On a rancorous and abrupt note, the National Conference ended its final plenary session two weeks ago, thus shattering the optimism of many Nigerians that the august assembly could steer the country to the path of fiscal federalism. Rather, it has added another ugly chapter to Nigeria’s wearily painful history. A whirlwind of ethnic and selfish interests rolled this agenda downhill. Before reaching this point of no return, the 50 wise men of the conference had tried in vain to wade through the miasma of disagreements in trouble-shooting sessions. The conference will resume on August 4, just to submit its report to the Federal Government.

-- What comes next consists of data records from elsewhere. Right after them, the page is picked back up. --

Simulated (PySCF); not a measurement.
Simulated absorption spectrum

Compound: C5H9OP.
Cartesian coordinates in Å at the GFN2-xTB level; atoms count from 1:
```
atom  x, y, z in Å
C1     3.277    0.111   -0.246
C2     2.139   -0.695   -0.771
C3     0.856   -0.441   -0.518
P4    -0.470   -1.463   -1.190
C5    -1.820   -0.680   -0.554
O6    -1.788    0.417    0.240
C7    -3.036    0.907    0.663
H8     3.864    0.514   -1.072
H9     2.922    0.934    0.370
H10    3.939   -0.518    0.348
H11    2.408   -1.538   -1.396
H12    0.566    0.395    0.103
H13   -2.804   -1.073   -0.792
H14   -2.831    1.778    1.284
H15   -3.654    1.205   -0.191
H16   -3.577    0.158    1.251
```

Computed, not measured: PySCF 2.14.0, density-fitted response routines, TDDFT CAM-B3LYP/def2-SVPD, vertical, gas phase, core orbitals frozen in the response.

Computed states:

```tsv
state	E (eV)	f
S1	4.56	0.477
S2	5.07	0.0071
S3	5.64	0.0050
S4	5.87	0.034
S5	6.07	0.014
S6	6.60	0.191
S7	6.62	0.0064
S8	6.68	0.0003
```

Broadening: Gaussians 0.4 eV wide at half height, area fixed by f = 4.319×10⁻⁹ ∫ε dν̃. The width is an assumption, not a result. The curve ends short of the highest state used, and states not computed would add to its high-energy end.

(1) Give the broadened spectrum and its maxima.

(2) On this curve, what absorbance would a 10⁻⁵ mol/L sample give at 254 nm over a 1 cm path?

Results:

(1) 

This fiasco further advertises the sharp divisions in our polity, irrationally being patched up since independence, and the obvious reluctance of the country’s power elite to appreciate why development has been eluding us. The South had canvassed a return to the First Republic paradigm when regions controlled 50 per cent of their resources; 30 per cent was shared among all the regions, while 20 per cent went to the Federal Government.
Concessions by the South narrowed the derivation demand to 18 per cent, but the North put forward a quid pro quo of five per cent revenue allocation for the “reconstruction” of the North-East region battered by Boko Haram insurgency. The Northern delegates’ rejection of the inclusion of areas outside their region with similar challenges from benefiting from the fund and its indefinite nature were motives other delegates could not understand. Therefore, the proposal was not sustained.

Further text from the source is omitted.